Southampton is not a city famous for cycling, like Cambridge, Oxford or York, but around the university there are respectable rates of cycling (for the UK) with 4% or more people cycling to work in the 2011 census, rising as high as 10% in the census area containing the main campus. By comparison Neville’s Cross and Elvet in Durham City had about 3% of people cycling to work in 2011, Newton Hall and Framwellgate Moor had 2%, and the surrounding areas generally 1%.
From a brief exploration earlier in October it seems that Southampton is doing quite a lot to make streets safer and more pleasant for people on foot and on bikes. These pictures are from the area round the university and St Denys.
Side road treatments
At many side roads in the area priority for pedestrians has been achieved by raising the carriageway to footway level to create continuous pavements, or by using block paving as shown above.
Actually, as you can see from the close-up, it is not actually real block paving, but a layer of coloured concrete which has been moulded to look like blocks. This is a much less expensive solution, and quicker to apply.
Recent changes to the Highway Code have explicitly stated that pedestrians should be given priority at side roads. Using engineering solutions like this reinforces the pedestrian priority. The only example we know of in Durham is near the library, where the slip road up from the A690 to Claypath passes over the pavement. This has been in place for over ten years now. Why have we not seen more examples installed?
Low traffic neighbourhoods
Just west of Cobden Bridge, which has cycle lanes in each direction, there is a street called Priory Road. Almost all the streets in this area are now subject to a 20mph speed limit.

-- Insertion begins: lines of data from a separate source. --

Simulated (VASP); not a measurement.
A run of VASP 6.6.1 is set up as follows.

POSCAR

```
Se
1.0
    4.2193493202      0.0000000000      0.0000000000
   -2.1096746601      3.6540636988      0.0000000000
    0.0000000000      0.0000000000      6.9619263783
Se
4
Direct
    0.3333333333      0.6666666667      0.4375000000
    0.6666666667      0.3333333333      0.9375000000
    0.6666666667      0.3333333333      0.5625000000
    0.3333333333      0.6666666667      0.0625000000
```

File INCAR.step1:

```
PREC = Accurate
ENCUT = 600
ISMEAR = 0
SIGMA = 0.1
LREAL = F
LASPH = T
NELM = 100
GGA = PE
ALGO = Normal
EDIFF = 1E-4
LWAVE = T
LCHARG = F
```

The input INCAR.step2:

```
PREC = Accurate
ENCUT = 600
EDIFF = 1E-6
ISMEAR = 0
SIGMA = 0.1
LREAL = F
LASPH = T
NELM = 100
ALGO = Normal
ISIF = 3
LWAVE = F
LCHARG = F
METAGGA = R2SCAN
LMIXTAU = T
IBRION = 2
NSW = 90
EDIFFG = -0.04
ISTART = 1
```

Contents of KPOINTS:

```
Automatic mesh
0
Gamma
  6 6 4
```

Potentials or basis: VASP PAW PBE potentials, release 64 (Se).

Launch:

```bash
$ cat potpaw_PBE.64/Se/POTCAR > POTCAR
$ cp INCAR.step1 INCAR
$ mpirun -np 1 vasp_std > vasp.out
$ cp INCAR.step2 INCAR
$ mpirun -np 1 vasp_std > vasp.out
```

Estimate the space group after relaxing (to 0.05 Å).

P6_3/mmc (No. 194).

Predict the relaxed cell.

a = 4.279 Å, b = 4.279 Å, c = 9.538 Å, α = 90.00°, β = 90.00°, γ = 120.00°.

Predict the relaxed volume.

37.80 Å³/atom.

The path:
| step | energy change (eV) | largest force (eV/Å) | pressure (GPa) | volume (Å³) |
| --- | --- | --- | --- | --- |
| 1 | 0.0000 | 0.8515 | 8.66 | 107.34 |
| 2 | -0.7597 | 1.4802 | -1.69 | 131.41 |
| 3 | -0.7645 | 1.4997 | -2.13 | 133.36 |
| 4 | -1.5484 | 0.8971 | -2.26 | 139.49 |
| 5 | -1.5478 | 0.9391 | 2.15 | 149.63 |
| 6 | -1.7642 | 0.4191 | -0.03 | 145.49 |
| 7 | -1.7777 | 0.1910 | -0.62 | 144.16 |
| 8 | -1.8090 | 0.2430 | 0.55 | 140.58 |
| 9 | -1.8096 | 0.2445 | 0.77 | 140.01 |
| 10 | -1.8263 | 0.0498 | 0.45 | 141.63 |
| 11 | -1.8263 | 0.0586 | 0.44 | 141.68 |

Speed limits are not the whole story. Some of the streets also used to be rat-runs for through traffic. Residents of Priory Road have particularly gained from the closure to motor traffic of the bridge under the railway line. Traffic to and from the university could take a turning off the Portswood Road, pass under Thomas Lewis Way, and reach Cobden Bridge via Priory Road, cutting off the corner and avoiding the main traffic. Even though the majority of cars would have taken the main road, enough took the rat-run to make Priory Road significantly busier than other residential streets.
The council did not only restrict access at the railway bridge, but it has installed traffic calming at some of the junctions. The built-out by the T-junction with Aberdeen Road is a very effective feature. To the right a footpath leads through to a newer street, Saltmead. The obvious route to St Denys Primary School on Dundee Road is along this path, across Priory Road, and along Aberdeen Road. This little feature adds a bit of greenery to the road, but primarily gives parents and their children a safe place to cross on the way to school, bringing them out beyond the line of parked cars to where there is good visibility.
Thomas Lewis Way, which runs close to the railway line between Swaythling and St Denys stations, was opened in 1989 and intended to relieve Portswood Road, the original main road through the area. In fact, the original plan was for a motorway rather than the eventual single-carriageway road. No doubt when it was first opened, the traffic on the historic route was much reduced. Increases in car ownership in the past thirty years have led to higher traffic levels, and without any restrictions on using the original route, any benefit to the Portswood Road has long since evaporated. The council now has plans to restrict through traffic on Portswood Road by the shops. Buses and bicycles would be allowed through, and the pavements would be widened. This will greatly enhance the shopping street as a focus for the local community. It should also force more traffic to use Thomas Lewis Way, and probably make the rest of the historic route quieter. Stopping up rat-runs, like the route under the railway to Priory Road, is a key part of these plans.
It is interesting to consider whether similar ideas could be applied to Durham. The A167 and the A690 were both built to relieve historic routes, which are still open to through traffic. We will come back to this idea in a future article.
Cyclist traffic lights
The final picture shows some mini traffic lights for cyclists at the approach to a narrow bridge under the railway, near Southampton Airport on the inaccurately named Wide Lane. Traffic alternates along the narrow road under the bridge. When the cycle lights go green, cyclists have free passage through in safety while the motor traffic is stopped. This shows us that there is usually a solution to provide safe space. If the council tells us that there is no space for a cycle lane, or no room to widen the pavements, what they are really saying is that they have chosen to prioritise the motor traffic over people walking or cycling.
Mini lights like these have been generally available to councils since 2016 with the update of the Traffic Signs Regulations and General Directions, but it has long been possible to have cycle-only lights: they just had to be full size. As far as we know there are no examples of cycle-only lights, whether full size or miniature, on Durham County Council’s highways. If you know of any, please bring them to our attention via the comment form below. The only signalised facilities for cyclists are in the form of toucan crossings, where cyclists share with pedestrians.
It was refreshing to visit a city where the local council clearly has a strategy to improve streets for people, and create a safe pedestrian and cycling environment, with an ongoing investment programme. It would be interesting to know why we are not seeing a steady transformation of Durham. Is it our failure to win funding from central government? Have the needs not been recognised by our politicians? Are our highways engineers uncomfortable with the latest design principles? Whatever the reason, as other cities are improved, you can’t help feeling we are missing out.